Let me ask you this question. If you had no debt, would you work at the employer you have now? Would you downshift and work less? Would you seek to be creative in something you really enjoy regardless of the pay packet?
I don’t know about you, but I would rather choose what I want to do with my day, rather than someone else telling me what to do. If you think that self-employment is the way to break this bond of slavery, then you may be sadly mistaken.
Until you pay off all of your outstanding debt that you borrow to service your company, you are still chained to working until it is paid off. Debt is a contract that you enter into with a financial institution that you must honour, by law. It is a burden that must be repaid one way or another and are shackled to whomever you owe the debt to.
So, to be truly free, we must become debt free and not owe anything to anyone in the form of loans that bear interest. Therefore, no debt equals freedom, in my mind.
To that end, we have been paying down our personal debt as quickly as possible with a view to being free! At the start of our sustainable living journey, we took out a personal loan to pay for the Solar PV system over the term of 4 years. We paid it off in one and a half years! This saved us about $1500 in interest. How did we do it? Well we used the saving achieved on our electricity bills over the term of the loan to pay down extra off the principle. The beauty is that renewable energy is the only investment I know that pays for itself! So now that this debt is paid out, we basically have free electricity. Same goes for the solar hot water which is free for eight months of the year, as does all the cheap, organic food we grow.
With the surplus funds that we gained after paying off this personal loan, we are then paying down our remaining mortgage quickly. We now have about two and a half years to go and the house is ours. We are putting every spare cent we can into this debt reduction. We do have a credit card, but it is paid off monthly, within the free interest period.
With no other outstanding debt, that will make me a free man! What about other expenses, I hear you say? As I have a military pension that will cover off basic expenses, I will only need a part time job, with the choice being mine alone on what I do and how many hours I work. I am very excited by this notion. We plan to ramp up our Little Green Workshops business and spread the work near and far around Greater Melbourne! Yay.
Knowing that our frugal lifestyle and low expenses have gone a very long way to achieving this goal, I am so glad I had my green epiphany when I did.

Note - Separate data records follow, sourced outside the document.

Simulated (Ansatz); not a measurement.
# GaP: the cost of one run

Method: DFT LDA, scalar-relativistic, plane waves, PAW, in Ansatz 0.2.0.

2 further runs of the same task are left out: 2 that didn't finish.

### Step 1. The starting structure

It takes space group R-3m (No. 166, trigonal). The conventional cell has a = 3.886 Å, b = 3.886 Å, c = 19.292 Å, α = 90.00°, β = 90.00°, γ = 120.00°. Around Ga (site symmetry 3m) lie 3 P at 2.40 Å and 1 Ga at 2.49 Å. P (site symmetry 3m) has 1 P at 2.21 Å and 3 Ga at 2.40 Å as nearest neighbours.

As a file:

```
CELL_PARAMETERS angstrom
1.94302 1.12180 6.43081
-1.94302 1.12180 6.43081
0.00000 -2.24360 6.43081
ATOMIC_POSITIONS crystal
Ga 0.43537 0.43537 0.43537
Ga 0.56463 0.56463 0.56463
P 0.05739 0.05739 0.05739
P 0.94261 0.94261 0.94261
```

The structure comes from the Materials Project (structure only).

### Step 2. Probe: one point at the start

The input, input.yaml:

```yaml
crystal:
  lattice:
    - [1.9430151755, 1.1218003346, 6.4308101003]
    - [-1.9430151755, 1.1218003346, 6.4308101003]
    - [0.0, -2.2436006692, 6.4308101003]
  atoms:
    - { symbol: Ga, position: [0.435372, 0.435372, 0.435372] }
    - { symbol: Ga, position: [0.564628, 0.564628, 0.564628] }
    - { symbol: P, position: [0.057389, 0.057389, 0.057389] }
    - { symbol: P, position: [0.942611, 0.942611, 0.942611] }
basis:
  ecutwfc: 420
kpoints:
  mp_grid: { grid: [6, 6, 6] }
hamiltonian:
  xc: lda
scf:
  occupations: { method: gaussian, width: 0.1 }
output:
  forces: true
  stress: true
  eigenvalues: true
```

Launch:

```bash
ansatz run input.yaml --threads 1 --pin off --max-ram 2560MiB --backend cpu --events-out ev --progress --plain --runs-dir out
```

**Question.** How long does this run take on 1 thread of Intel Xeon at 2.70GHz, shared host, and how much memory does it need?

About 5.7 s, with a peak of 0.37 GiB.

Little did I realise that by reducing consumption I was actually lowering my environmental footprint, and in the process, lowering my craving for debt. With all things being equal, I will be 52’ish when I semi-retire. Not bad for a born again middle aged hippy!
Economic Woes
“The entire world economy rests on the consumer; if he ever stops spending money he doesn’t have on things he doesn’t need — we’re done for.” – Bill Bonner
Our entire society has a foundation of money = debt, and we rely on growth at all costs to continue funding this lifestyle. I have mentioned before, this is not sustainable in the foreseeable future, and we need Degrowth now. Growth at all costs means having unlimited resources, which is something our planet is not able to provide us with. We live in a finite world that has boundaries and thresholds, many of which we have already crossed to the detriment of other species who co-exist with us on Earth.
“Anyone who believes exponential growth can go on forever in a finite world is either a madman or an economist.” – Kenneth Boulding, economist
For a better understanding of how money is created, check out Chris Martenson’s Crash Course which is free and will give you a better understanding of how our economy works and why it relies on growth at all costs. The course will take you a bit of time, but it is well worth it. I refer back to it regularly.
It is partly because of the way our current economic system works, that our world leaders failed to act on climate change at a global level.
This may be because they do not have the courage to change the very system that got us into this mess, as they realise that by curbing growth, the system as it stands, would collapse. Growth at all costs would have to be curtailed and the wealthier citizens of the world would have to stop shopping until they dropped to reduce excessive carbon emissions.
As the current economic reality is that money equals debt and the abundance of cheap oil has kept our economy growing, which is coming to an end, then greenhouse gas reduction is looking like a slim prospect indeed without collapse because we will not be able to afford the actions required. Either that or a collapse just stops us from polluting anyway.
“We’re in a giant car heading towards a brick wall and everyone’s arguing over where they’re going to sit.” ~ David Suzuki, Elder.
Whilst I will be personally very happy not to have any debt, I still worry that our society is still geared as if we are partying like it is 1999!
I believe that the economic issues of the year 2008 was only a small glimpse of what may confront us in the near future as resources deplete (e.g. oil, food, minerals) and growth stops and hits reverse gear.